Mother of Victim Said Pickup Truck Driver Was Driving Too Fast
A fatal accident involving a 9 year-old boy has been declared an accident by Fort Worth police investigators. The accident occurred in the parking lot of the CVS located on West Seminary Drive. Orlando Hernandez was running through the parking lot to return a shopping cart to the store when a pickup truck struck him at 7:30 p.m. last week.
Orlando’s mother, Daniela Hernandez, refutes th0se findings. She believes the driver was going too fast and should be charged with her son’s death. Regardless of whether criminal charges are filed or a civil lawsuit is brought and damages are recovered, this is a real tragedy and my heart goes out to his family for its unimaginable loss.
Slow Moving Traffic a Serious Danger
There are way too many collisions and pedestrians struck in parking lots. In fact, thousands of kids are injured or killed every year by slow moving vehicles, according to kidsandcars.org. Front-over and back-over accidents involving small children tend to occur in parking lots and driveways, often with a relative behind the wheel.
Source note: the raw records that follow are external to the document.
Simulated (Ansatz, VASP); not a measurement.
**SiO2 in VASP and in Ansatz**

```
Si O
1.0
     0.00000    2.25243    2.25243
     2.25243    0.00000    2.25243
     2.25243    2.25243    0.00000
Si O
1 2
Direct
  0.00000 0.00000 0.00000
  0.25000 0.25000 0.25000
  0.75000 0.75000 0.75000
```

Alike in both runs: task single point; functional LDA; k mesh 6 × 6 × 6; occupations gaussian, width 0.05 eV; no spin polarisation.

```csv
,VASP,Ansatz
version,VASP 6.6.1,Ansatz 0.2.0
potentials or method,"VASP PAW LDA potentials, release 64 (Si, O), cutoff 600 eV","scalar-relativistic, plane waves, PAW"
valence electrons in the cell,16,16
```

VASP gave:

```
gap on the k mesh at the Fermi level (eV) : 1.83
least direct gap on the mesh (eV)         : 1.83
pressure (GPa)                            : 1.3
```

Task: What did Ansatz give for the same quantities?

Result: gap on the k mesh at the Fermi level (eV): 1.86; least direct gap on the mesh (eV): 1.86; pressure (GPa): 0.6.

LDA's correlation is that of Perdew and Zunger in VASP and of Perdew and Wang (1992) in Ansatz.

Cars are moving more slowly and drivers are presumably more careful of pedestrians, kids and their parents can sometimes let their guard down. In addition drivers might be less attentive in the mistaken belief that they can stop in time and won’t cause severe injuries at slow speed.
Often the driver cannot see around blind spots and, even at slow speed, cannot stop in time should a child dart out from behind another car or wander behind the vehicle.
Kidsandcars.org highlights the dramatic increase in slow-moving front-over fatalities. In the five-year period between 1996 and 2000, 24 children were killed in these types of slow-moving accidents. From 2001 to 2005, that number went up to 88 child fatalities. Deaths of children in front-over accidents skyrocketed to 358 in the period between 2006 and 2010. American’s obsession with big vehicles follows the same course. Pickup trucks, SUVs and vans create much greater blind spots that make it especially difficult to see small children. Not surprisingly, with Texans’ affinity for large trucks, Texas had the second highest number of front-over deaths in the nation.
The nonprofit organization estimates that approximately fifty children are backed over every week, two fatally. More than 60 percent of back-over accidents involve a larger vehicle, such as a pickup truck, SUV or van. The driver is not able to see small children standing in the blind spot directly behind the vehicle.
With School Out, Be Extra Diligent About Children As You Drive
The boy’s untimely death is a reminder to all of us to slow down and pay attention, especially with more children out and about at the conclusion of the school year. It is easy to get distracted in a parking lot, while looking for a space or digging around for a wallet or a phone. But even at five m.p.h., 3000 pounds of steel can kill or seriously injure any one.